Before the Court is Defendant Alex Zwiefelhofer's Motion to Dismiss Duplicitous Indictment (Doc. 135), along with the Government's response in opposition (Doc. 163). For the below reasons, the Court denies the motion.

A grand jury has returned a six-count Superseding Indictment against Defendant. Only Count Four is at issue now. It charges Defendant with using a firearm during a robbery that caused a double murder:

On or about April 9, 2018, in the Middle District of Florida, the defendants, Alex Jared Zwiefelhofer and Craig Austin Lang, aiding and abetting one another, did knowingly use, carry, brandish, and discharge a firearm, during and in relation to a crime of violence for which they may be prosecuted in a court of the United States, specifically, Interference with Commerce by Robbery, as alleged in Count Two of this Superseding Indictment (which Count is incorporated herein by reference as if set forth in full), and, in the course of said violation and through the use of such firearm, did cause the death of a person, namely S.L., Jr., and D.L., by murder as defined in 18 U.S.C. § 1111. In violation of 18 U.S.C. §§ 924(c)(1)(A)(iii), 924(j)(1), and 2.
(Doc. 32 at 4).

To be clear, Count Four is a firearm offense. Defendant is charged with violating § 924(c)(1)(A)(iii), which imposes a minimum ten-year sentence for someone who discharged a firearm during a robbery. But Count Four ups the ante because it also charges Defendant with violating § 924(j)(1). That subsection enhances the punishment to life imprisonment if a defendant murdered someone while discharging a firearm during a robbery.

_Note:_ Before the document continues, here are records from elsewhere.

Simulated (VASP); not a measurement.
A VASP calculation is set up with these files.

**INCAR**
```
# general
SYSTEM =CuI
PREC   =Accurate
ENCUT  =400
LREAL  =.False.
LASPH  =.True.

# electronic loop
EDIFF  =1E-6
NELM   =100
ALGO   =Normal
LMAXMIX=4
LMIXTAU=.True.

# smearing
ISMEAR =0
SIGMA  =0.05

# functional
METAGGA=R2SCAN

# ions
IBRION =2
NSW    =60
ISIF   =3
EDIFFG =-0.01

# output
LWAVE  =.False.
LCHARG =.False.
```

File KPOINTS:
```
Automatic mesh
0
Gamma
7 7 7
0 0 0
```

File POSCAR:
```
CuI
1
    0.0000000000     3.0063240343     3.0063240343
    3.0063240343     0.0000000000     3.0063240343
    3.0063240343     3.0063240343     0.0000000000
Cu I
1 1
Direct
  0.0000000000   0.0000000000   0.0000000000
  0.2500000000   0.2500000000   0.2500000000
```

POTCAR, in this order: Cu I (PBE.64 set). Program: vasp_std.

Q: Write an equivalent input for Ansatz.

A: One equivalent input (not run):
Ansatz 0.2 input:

18 U.S.C. § 924(c)(1)(A)(iii) reads, “[A]ny person who, during and in relation to any crime of violence . . . (including a crime of violence . . . that provides for an enhanced punishment if committed by the use of a deadly or dangerous weapon or device) for which the person may be prosecuted in a court of the United States, uses or carries a firearm, or who, in furtherance of any such crime, possesses a firearm, shall, in addition to the punishment provided for such crime of violence . . . (iii) if the firearm is discharged, be sentenced to a term of imprisonment of not less than 10 years.”

18 U.S.C. § 924(j)(1) reads, “A person who, in the course of a violation of subsection (c) causes the death of a person through the use of a firearm, shall-(1) if the killing is a murder (as defined in section 1111), be punished . . . by imprisonment for any term of years or for life[.]”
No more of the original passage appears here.